There are some batters, like Zak Crawley or Michael Vaughan, who owe their England call-ups to their potential. And there are some, like Rory Burns and Dom Sibley, who earn it through weight of runs.
Neither way is necessarily wrong. Vaughan, like Marcus Trescothick and David Gower, went on to enjoy a productive Test career despite a modest county record at the time of his debut. And, while runs at county level are clearly not a guarantee of success at the top level, they remain about as good an indicator as we have.

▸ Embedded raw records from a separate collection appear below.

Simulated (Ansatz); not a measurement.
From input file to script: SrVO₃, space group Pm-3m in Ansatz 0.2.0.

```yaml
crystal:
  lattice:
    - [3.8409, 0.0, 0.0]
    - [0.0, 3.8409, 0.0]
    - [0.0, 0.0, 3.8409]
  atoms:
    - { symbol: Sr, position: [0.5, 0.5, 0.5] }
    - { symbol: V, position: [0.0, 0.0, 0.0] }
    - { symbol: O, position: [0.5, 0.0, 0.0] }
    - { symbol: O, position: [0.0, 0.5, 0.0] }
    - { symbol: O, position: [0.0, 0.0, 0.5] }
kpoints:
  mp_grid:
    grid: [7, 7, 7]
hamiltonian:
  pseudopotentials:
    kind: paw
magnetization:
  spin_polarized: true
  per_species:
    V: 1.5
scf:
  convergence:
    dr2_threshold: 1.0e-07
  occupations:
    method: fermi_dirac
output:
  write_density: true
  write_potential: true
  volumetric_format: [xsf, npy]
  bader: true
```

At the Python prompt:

You can see why a selector would be reluctant to pick Burns, though. Whereas most of the best make batting look a simple, natural process, he makes it look, at times, fiendishly complicated. It seems unthinkable that any coach would suggest a young player copies his method. But, in the end, you can't ignore the returns. It's all about substance over style.
Burns needed this innings. His eight previous Test innings had realised just 78 runs (including three ducks) and, by the time England's tour of India had finished, he had lost his place in the side.
But just as he won his first call-up through weight of runs - he had recorded 1,000 runs in a season for five successive years - he went back to the county game and scored heavily. He has reached 50 seven times in 10 innings in the Championship season. Nobody in the competition has reached 50 as often this year. He earned this recall.
Indeed, Burns earns everything he achieves. Unlike some modern batters, he is prepared to work for his runs. So, while his first 50 took a relatively fluent 90 deliveries, his second took 177.
But that's fine. England have plenty of strokemakers. What they require is someone to provide a platform on which they can build. Burns, who scored 13 runs from the first two-hour session, appears to have the patience for that role.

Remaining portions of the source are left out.